We note that this is certainly not the first time that two-phase flow with a reference phase has been used to measure viscosity, albeit via different principles and in simple parallel channels for conventional shear viscosity measurement [69–71]. Furthermore, this work aligns to a large body of literature concerning lubricated extensional experiments (often mutually using hyperbolic or profiled channels) on relatively low viscosity fluids through to polymer melts (e.g., [72–78]). These use lubrication to produce slip in order to mitigate strong velocity profiles and shear pressure drop contributions in attempts to measure extensional viscosity rather than the perhaps “controlled” slip of our reference phase. However, they are subject to much the same challenges (to differing degrees) of the multiphase flow structure and experiment control as present in our setup. PIV is also a commonly used technique, in general, for analyzing extensional flow fields [66,77,79–85]; however, for context, this work differs due to the channel scale chosen and type of illumination. Normally “μPIV” is used with volume illumination for extensional experiments and relies on the lens depth of field (DOF) to select an imaging plane [86]. This work sits between μPIV and conventional PIV scales, making primary use of the lens DOF to select the imaging plane and secondary use of selective illumination to maximize image contrast.

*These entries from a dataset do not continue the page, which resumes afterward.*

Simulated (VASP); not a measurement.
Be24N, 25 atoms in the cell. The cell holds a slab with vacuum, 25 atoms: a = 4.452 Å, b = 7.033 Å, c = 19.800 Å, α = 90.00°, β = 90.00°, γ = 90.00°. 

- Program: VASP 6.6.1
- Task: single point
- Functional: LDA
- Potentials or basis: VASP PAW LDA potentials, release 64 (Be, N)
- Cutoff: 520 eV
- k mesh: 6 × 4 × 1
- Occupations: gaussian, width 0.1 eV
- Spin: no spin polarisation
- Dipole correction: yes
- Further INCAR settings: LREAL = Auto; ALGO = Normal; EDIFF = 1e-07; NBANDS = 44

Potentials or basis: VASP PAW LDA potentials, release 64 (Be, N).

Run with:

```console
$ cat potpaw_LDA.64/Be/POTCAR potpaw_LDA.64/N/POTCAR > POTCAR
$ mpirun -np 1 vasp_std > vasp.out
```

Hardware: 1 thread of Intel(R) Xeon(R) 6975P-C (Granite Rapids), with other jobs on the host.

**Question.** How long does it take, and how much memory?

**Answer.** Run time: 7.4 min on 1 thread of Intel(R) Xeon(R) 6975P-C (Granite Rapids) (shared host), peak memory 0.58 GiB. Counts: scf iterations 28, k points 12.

Due to the use of an optical velocity profiling technique and imaging perpendicularly into the cell, it was necessary to match the refractive index of the oil and test phases, otherwise refraction, particularly from the curved interface near the walls, would have made PIV impossible. A planar contraction, with flat sidewalls, was similarly necessary. Alternative configurations to avoid the refractive index matching requirement were considered, including oblique imaging [34], but for PIV measurements, perpendicular imaging proved the only realistic or feasible option. Silicone oil and a solution of poly(ethylene oxide) in a water-glycerol solvent mixture (1.2 wt. % 4 × 106 molecular weight PEO in a 52.88 wt. %glycerol glycerol-water mixture) achieved this, albeit functioning here as a very specific model system. Since the interface is now invisible, two fluorescent dyes were added to the aqueous phase to permit experimental control and interface location identification, as well as tracers to both phases for PIV. The moveable optical system used provided a ∼1.4 × 1.1 mm field of view. Unlike most PIV studies, we are interested in only a small region either side of the interface, and not over the entire width of a channel, even at the smallest extents of the channel [2.61 mm, see Fig. 1(c)]. For concision, the  Appendix (detailed methods) gives further information on the PIV setup, solution preparation, and image processing/velocity determination.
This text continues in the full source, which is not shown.